17 August 2012 | EN
Science and new technologies underpin many humanitarian products
Aid innovators are calling for more interaction with research and development communities, ahead of World Humanitarian Day, reports Imogen Mathers.
[LONDON] In the aftermath of the devastating bomb attack on the UN’s Baghdad headquarters on 19 August 2003, the UN General Assembly pushed through a resolution to hold an annual commemoration of those who were killed, and to celebrate those engaged in international humanitarian work across the world — World Humanitarian Day.
Science, technology and innovation are often integral to humanitarian work. Innovative design can help drive development, providing solutions to poverty or disaster-related challenges, and adapting technologies to local demands and contexts.
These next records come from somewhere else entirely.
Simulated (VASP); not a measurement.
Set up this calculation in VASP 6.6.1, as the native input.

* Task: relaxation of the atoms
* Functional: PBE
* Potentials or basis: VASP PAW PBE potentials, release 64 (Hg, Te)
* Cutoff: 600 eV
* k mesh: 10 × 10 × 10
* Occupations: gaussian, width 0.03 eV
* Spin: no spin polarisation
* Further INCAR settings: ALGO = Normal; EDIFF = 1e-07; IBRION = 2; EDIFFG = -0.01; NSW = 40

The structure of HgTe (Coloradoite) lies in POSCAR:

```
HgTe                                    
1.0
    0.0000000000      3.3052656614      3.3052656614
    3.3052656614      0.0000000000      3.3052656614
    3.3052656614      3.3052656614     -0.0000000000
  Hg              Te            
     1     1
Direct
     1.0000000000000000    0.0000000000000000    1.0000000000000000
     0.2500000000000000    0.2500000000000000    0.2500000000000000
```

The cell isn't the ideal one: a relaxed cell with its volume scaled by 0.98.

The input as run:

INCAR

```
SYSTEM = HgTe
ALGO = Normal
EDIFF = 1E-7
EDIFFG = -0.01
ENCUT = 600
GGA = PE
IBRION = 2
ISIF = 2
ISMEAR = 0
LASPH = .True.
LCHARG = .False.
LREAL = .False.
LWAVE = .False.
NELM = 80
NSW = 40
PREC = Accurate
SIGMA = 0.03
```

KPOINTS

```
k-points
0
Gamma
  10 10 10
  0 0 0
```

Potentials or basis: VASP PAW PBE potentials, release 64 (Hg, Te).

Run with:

The technology supplied by humanitarian organisations, ranging from solar-powered stoves to ‘bamboo bike’ ambulances, is always inspired by a commitment to harnessing the potential of science for the benefit of the poor, and tailoring innovation to needs at the grassroots level.
Yet accessing the required scientific and technological knowledge is not always straightforward. In developing countries, in particular, platforms for dialogue between the scientists and engineers who devise technologies, and the development agencies providing them to communities, are often scarce or even non-existent.
In Togo, for example, where a stuttering energy infrastructure provides electricity to just 20 per cent of the population , the government “gives absolutely no support to renewable energy at all,” says Lare Toumpane Daméssanou, chief executive of ACDI-SOLAR, an organisation that provides solar energy solutions to ‘off-grid’ communities in Togo’s rural north.
ACDI-SOLAR has some contact with scientists from the only university in West Africa dedicated to renewable energy, the International Institute of Water and Environment (IIWE) in Burkina Faso, and Ghana’s Kwame Nkrumah University of Science and Technology.
But when it comes to productive communication with scientists in Togo, “there is nothing”, Daméssanou says. “We are looking to improve communication with scientists so we can develop our designs, but opportunities are very limited.”
Lack of communication across the sectors
Crosby Menzies, director of Johannesburg-based solar cooker development organisation, SunFire Solutions, and founder of the Solar Cookers for Africa network, tells SciDev.Net that accessing scientific developments in solar design can be challenging despite science being “very much part of the products that we put out”.
“We have contact with external scientists who have shown great interest in what we do,” Menzies says. “But the working nature of these interactions is not as strong as it could be — not by a long way.”
There is a wealth of technology developed in universities that never sees the light of day
According to Menzies, this dearth of productive dialogue stems partly from the government’s “lack of forward thinking” and failure to invest adequately in solar cooking innovations, renewable energy and tertiary level science education.
Exacerbating the situation, research that is undertaken often remains locked in the laboratory, Menzies says. “There is a wealth of fantastic technology developed in universities that never sees the light of day, and fails to progress beyond prototype stage,” he explains.
Ironically, says Menzies, while the dialogue with scientists in southern Africa leaves much to be desired, knowledge-sharing with organisations outside the country — particularly in China, Europe, and the United States — is much stronger.
“China and India have been looking to supply us with technology, and we in turn send them back design and development issues that we observe on the ground, so that we can make the products more ‘Africanised’ and better-suited for our purposes,” Menzies says.
The lack of local platforms for sharing ideas between scientists and development agencies is also a challenge in Ghana, says Bernice Dapaah, executive director of Ghana Bamboo Bikes, which specialises in developing vehicles for rural environments.
“The relationship between the science and aid communities should be very dynamic and cross-cutting,” Dapaah tells SciDev.Net. But “in West Africa it is very poor indeed” and “needs to be much stronger”, she says.
Divyesh Thakkar, founder of Sunlite Solar — a Mumbai-based development agency that provides Indian-designed solar-powered lanterns to refugee camps and rural communities — agrees that there is a lack of communication between scientists and innovators, although “contact with scientists is hugely important”.
All of the organisations SciDev.Net has spoken to for this feature say they have in-house scientists on whom they rely. And Thakkar says he has found scientists to be “very receptive to being approached; like us, they want to increase awareness of their research […] If interactions could be enhanced, this could bring huge positivity to the development sector.”